Spotify paid out more money into the music industry last year than any other retailer in history.

Swedish music streaming platform Spotify paid the music industry over $10 billion (€9.2 billion) over 2024.

Loud & Clear, Spotify’s annual report on how much the platform gives back to the industry has been released. 2024’s figures bring the total amount Spotify has paid back into the industry nearly $60 billion (€55 billion).

It makes Spotify the single biggest retailer contributing to the music industry in history, with its annual figures 10 times greater than the largest record store at the height of the CD era.

It’s also a significant figure in comparison to the company’s profits. Spotify paid out over 60% of the €15.7 billion it made in total revenue in 2024.

While Spotify’s contribution back to musicians, labels, promoters and others in the industry is significantly higher than any single record store ever has been, they exist in an entirely different model.

Music streaming makes up around 89% of the revenue of the entire industry. Spotify leads the pack of the streamers, with 31.7% of the market share. It’s a dominance over the space that far exceeds any single retailer during previous eras of music.

That rise in streaming culture is represented in the Loud & Clear report. In the decade since 2014, global revenues have recovered from a low point of $13 billion to $28 billion (€11.9-25.7 billion). At the same time, Spotify’s annual payouts have increased tenfold from $1 billion (€0.9 billion).

Spotify uses the report to respond to one of its main sources of criticism: that it underpays artists. What critics miss is the enlarged number of artists attempting careers in music, Spotify argues.

“Looking back to the peak of the CD era, only a few thousand artists had their music on the shelves of record stores,” the report reads. “Streaming has allowed millions to easily share their music globally – that’s an amazing thing. But the sheer volume of uploaders means the fraction who find success appears smaller over time.”

The 100,000th-ranked artist based on royalties earn around 10 times what they earned a decade ago, from under $600 to $6,000 (€550-5,500). At the next echelon up, the 10,000th-ranked artist, increased in earnings by around four times, from $34,000 to $131,000 (€31,200-120,000).

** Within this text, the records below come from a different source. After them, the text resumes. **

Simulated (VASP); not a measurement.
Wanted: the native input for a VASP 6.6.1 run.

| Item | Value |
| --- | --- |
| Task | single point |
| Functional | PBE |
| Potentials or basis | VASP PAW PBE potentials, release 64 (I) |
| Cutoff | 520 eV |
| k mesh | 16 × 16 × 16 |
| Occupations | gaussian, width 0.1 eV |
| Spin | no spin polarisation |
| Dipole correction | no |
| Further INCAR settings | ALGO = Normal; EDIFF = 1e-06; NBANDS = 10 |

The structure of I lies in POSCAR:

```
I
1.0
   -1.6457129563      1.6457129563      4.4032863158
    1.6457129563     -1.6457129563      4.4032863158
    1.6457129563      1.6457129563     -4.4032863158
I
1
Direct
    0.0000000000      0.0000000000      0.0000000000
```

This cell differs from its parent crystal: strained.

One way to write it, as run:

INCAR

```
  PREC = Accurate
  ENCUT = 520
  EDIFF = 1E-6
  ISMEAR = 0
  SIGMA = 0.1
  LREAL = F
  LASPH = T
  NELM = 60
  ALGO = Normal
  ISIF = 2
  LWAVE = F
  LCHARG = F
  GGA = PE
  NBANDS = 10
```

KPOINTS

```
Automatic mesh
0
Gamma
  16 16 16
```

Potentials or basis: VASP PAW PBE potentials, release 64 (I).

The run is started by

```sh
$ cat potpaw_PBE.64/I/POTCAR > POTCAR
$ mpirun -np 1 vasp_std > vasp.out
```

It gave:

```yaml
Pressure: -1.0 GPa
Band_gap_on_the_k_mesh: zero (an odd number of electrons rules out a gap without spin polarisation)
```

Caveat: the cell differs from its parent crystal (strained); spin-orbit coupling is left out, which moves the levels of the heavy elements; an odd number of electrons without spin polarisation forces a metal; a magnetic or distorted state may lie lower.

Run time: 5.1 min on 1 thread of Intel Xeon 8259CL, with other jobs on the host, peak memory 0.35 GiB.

It means that an artist who received in every million streams on Spotify generated over $10,000 (€9,200) on average. This year, they also included a tool within the report to work out where an artist is likely to fall within the platform’s rankings, to be able to guess how much they might earn.

Hurray For The Riff Raff, who released Euronews Culture’s Best Album of 2024, are in the top 24,000 artists on Spotify through their 508,400 monthly listeners. This means the New Orleans band will earn somewhere between the $6,000 for the 100,000th-ranked and $131,000 for the 10,000th-ranked artist.

Comparatively, second favourite album artist Charli XCX is in the top 1,000 streamed artists with her 32 million monthly listeners. Spotify has said that the nearly 1,500 artists generated over $1 million in royalties last year.

Spotify also sought to explain some of the misconceptions around earnings. “Streaming services don’t pay out based on a fixed per-stream rate” they write, explaining that instead it is calculated based on an artist’s streamshare – the proportion they are being streamed in comparison to streams across the entire platform.

Last year, in response to the release of the previous Loud & Clear report, Spotify CEO Daniel Ek offered many of these arguments in response to the platform’s critics. Ek also made note that while Spotify is consistent in how it pays artists, it cannot account for what share artists get of that money after labels and publishers touch it.

“Spotify is probably the worst thing that has happened to musicians,” Icelandic musician Björk said earlier this year. She lamented how younger artists must rely on streaming to grow their fanbases, counting herself lucky to be established and able to tour – where the money really is.

Even with Spotify’s grand payout figures, it’s still estimated that artists earn somewhere between $0.003 and $0.005 per stream. It pales in comparison to the amount artists would earn from physical media sales. While vinyl sales continue to increase though, Pandora's box of streaming music is unlikely ever to close. How useful comparisons between streaming and physical media sales are anymore is questionable.

Spotify has also come under new criticism in the past year. Investigative journalists have found that large swathes of the easy-listening playlists increasingly popular as background music are from seemingly non-existent artists. As Spotify’s profits increase, questions have been raised as to whether a significant portion of the payouts are able to be rerouted internally through company-commissioned music.

“What I uncovered was an elaborate internal program. Spotify, I discovered, not only has partnerships with a web of production companies, which, as one former employee put it, provide Spotify with “music we benefited from financially,” but also a team of employees working to seed these tracks on playlists across the platform,” Liz Pelly wrote in an expose piece.

“In doing so, they are effectively working to grow the percentage of total streams of music that is cheaper for the platform.” Pelly’s investigation is fully explicated in her 2025 book "Mood Machine: The Rise of Spotify and the Costs of the Perfect Playlist".

Spotify is unlikely to slough off its critics any time soon, but the Loud & Clear report proves once again how enmeshed the platform is within the music industry.